Elizabeth Scalia is a daughter of St Benedict–a Benedictine oblate, writer, wife and mother. Blogging at The Anchoress she’s also one of the Patheosi–bloggers here from a variety of faith traditions who help millions of seeker after God. The Benedictine spirit is strong in young Skywalker Scalia…the book is the fruit of her meditation on the great mystery.
Elizabeth’s book offers a great boost on the mysterious great adventure because she challenges us to get rid of all the obstacles that stand in the way and hold us back from following the Master of mystery. We need to throw the lumber overboard, get our priorities right and “love the Lord our God with all our heart, soul, mind and strength.”
Strange Gods is Elizabeth’s extended meditation of the strange gods we worship in the modern world. In ten chunky and chatty chapters, she explores and exposes The Idols of I, Idea, Prosperity, Technology, Coolness and Sex, Plans, Super Idols, Super Idols and Language, and The People of Gods. Scalia digs deep and gets beneath the usual ‘idols’ of money, sex, drugs and power and uncovers the philosophical and ideological roots of our worship of strange gods.

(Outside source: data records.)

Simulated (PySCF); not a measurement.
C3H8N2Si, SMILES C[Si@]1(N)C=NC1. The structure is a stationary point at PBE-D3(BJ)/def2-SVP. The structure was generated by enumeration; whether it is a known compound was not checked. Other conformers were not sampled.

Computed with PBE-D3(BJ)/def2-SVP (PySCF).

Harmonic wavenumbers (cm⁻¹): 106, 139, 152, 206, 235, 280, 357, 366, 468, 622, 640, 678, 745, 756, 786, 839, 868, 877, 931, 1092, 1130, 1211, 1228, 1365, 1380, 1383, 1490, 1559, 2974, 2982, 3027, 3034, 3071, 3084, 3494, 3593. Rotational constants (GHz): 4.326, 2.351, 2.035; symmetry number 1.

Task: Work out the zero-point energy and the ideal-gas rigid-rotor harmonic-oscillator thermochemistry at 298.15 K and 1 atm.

I especially enjoyed her chapters on Ideas and Super Idols. A “super idol” is and ideology which is so firmly held that it becomes an unshakeable and infallible dogma. Whenever anyone–left wing or right wing–holds to an idea until it becomes an idee fixe it ceases to be an idea and becomes a fixation, and such a fixation that it is a constant vexation.
Elizabeth Scalia tells some excellent stories to illustrate her point: the well meaning educator who bans the science fair because some children don’t win and they feel bad, or the sincere feminist parish sister who emasculates the liturgy and the language by weeding out as many masculine pronouns as possible–then offends all the women in the parish by decorating the ladies room with puke making color schemes.
She does the same with Technology, Prosperity, Coolness and Sex…she ponders the reasons for the worship of these idols and gets us to turn our hearts again to the master. The book is chock full of personal stories, anecdotes and quirky details to hammer home the point. Scalia’s down to earth, practical and somewhat skeptical personality shines through to add contrast and therefore heighten her real faith and deep search for truth.
A book review should usually observe what could also be better about a book, and I would have enjoyed this book better if the text had been broken up into smaller chunks with sub headings. I am always in the middle of reading about five books at once, and since I read in little gobbets–rarely sitting down to do serious page turning–I find the sub headings in books to be helpful encouragement. In a book of practical spirituality like this one I also like pull quotes. There were good quotes at the beginning of each chapter, but the book would have been improved and the reading experience more delightful if more quotes had been set into the text.
What was best about the book? The chapter, Through the Looking Glass: Super Idols and Language. In the second half she writes about her own family dysfunction and the deep wounds that need healing. She discovers a level of love and a radiance of light that is overpowering only to find that her family members exclude her and refuse to face the light or embrace the love. What kind of love is this? The one that is waiting for us on the other side of our idols:
This is remarkable, almost reckless love. This is a love so all in all, so unconditional, that it is willing not just to be vulnerable, but by human standards almost foolish in its boundless, unconditional reality.
Find this love. This book will help you on the quest.